Citation : 2007 Latest Caselaw 2020 Del
Judgement Date : 23 October, 2007

Delhi High Court
National Research Development ... vs Pulver Ash Project Limited on 23 October, 2007
Author: S K Kaul
Bench: S K Kaul

JUDGMENT

Sanjay Kishan Kaul, J.

1. The parties entered into an agreement dated 01.11.1989 for license to use, exploit and practice the know-how and the processes of manufacture of Fly-ash Bricks and to sell and vend commercially the article so manufactured, such license to use of technology being supplied by the petitioner herein. It is the case of the petitioner that the royalty was not paid by the respondent in terms of the agreement and in view of the existence of an arbitration clause between the parties, the disputes were referred to the sole arbitration of Justice R.P. Gupta (Retd.)

2. The learned Arbitrator has made and published an award dated 30.6.2006 making an award of Rs. 6,12,762/- in favor of the petitioner along with interest and costs.

3. The petitioner is still aggrieved by the award inasmuch as the arbitrator has rejected the claim of the petitioner for royalty between the period 01.4.1994 to 30.9.1996.

4. The discussion in respect of the aforesaid is contained in paras 62 to 65 of the award. The arbitrator has held claim for royalty for the said period to be barred by time on the ground that the amount was payable on a six monthly basis and on the payment not being so made, the cause of action arose in favor of the petitioner on each such occasion. The commencement of production was in the year 1994 and, thus, it was held that the cause of action would arise within a period of three years of the same unless the petitioner was not aware of such commencement of production. The undisputed position which emerged was that the petitioner did have knowledge of commencement of the production.

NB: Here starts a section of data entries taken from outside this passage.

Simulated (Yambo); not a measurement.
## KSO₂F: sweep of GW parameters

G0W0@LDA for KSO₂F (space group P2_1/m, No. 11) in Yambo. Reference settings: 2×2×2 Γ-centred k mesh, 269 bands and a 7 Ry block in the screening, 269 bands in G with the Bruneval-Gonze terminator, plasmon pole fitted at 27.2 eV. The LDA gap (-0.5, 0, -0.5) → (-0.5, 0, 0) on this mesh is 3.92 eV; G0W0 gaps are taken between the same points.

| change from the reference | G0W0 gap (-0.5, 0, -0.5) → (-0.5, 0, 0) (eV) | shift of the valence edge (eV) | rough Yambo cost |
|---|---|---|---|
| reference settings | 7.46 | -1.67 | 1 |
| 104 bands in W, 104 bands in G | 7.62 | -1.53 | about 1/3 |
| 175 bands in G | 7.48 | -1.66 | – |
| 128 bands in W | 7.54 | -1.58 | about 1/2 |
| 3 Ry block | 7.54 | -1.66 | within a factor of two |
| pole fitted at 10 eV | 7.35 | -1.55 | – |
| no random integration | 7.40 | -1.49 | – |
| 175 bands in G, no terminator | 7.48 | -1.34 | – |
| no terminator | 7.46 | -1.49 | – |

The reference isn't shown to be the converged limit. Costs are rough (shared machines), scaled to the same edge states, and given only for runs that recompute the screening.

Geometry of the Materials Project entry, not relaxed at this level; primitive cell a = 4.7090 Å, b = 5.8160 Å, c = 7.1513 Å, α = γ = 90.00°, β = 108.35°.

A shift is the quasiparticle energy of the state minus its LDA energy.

5. The learned arbitrator has also gone into the question that when initially vide a letter dated 18.12.1997 the arbitration clause was invoked, no arbitrator was appointed nor was a claim referred to arbitration and, thus, the vital step for commencement of the production did not take place. In sum and substance, the conclusion of the arbitrator is that since the royalty was payable on a six monthly basis and six monthly statement had to be sent by the respondent, the cause of action would have arisen when such payment was not made and statement not sent.

6. Learned Counsel for the petitioner contends that the aforesaid conclusion is contrary to the settled legal position and relied upon the judgment of this Court in CS (OS) 931A/1997, decided on 01.3.2007 between the same petitioner, though with a different respondent. The factual matrix and the terms of the license are identical. The payment was not made for different six monthly periods and on the facts of the said case a similar question of limitation arose for consideration. A plea was sought to be advanced that the commencement of limitation under Article 37 of the Limitation Act, 1963 (hereinafter referred to as the Limitation Act) does not depend upon accrual of right to sue for the whole amount and when Installment becomes payable on the default committed, the limitation so commences. On the other hand, the opposite party (petitioner herein) contended that the only article dealing with such a claim for accounts are contained in Part I of the Schedule to the Limitation Act.

7. On a consideration of the aforesaid plea, it was held that since the arrangement was akin to a partnership and it was only from the date of dissolution that the royalty would accrue, it is Article 5 which would apply. In case the agreement was determined, the right to sue would arise on that date but if the agreement was not determined, such right to sue would only arise on the expiry of the period of the license agreement and once the claim is filed within three years of such period, the same could not be barred by limitation. This Court observed that though an option was available for determination of the agreement on account of non-payment of royalty as per Clause (5) of the agreement between the parties [Clause (7) in the present case], it was open for the party to determine the agreement on account of non-payment of royalty. In case of such termination, cause of action would have arisen at that time itself.

However, the petitioner in his wisdom permitted the agreement to continue and in such a case, it would not be the residuary clause which would apply but instead Part I of the Limitation Act dealing with the position analogous to a suit for accounts would apply. Thus, it is only on the agreement coming to an end that the petitioner would be entitled to claim accounts and such accounts could be claimed for the whole period of agreement. A contrary view would imply that on each default, the petitioner would be required to file a separate petition for reference of all disputes to arbitration and the said view was held not to be acceptable.

8. I am, thus, of the considered view that the issue is no more res integra in view of the judgment in CS(OS) 931A/1997 and, thus, the petitioner cannot be held dis-entitled to the claim for the period between 01.4.1994 to 30.9.1996 on grounds of limitation.

9. The award is set aside to the above extent and the petitioner may approach the arbitrator for quantification of the amount for the period which was held to be barred by time.

10. The petition is allowed to the aforesaid extent, leaving the parties to bear their own costs.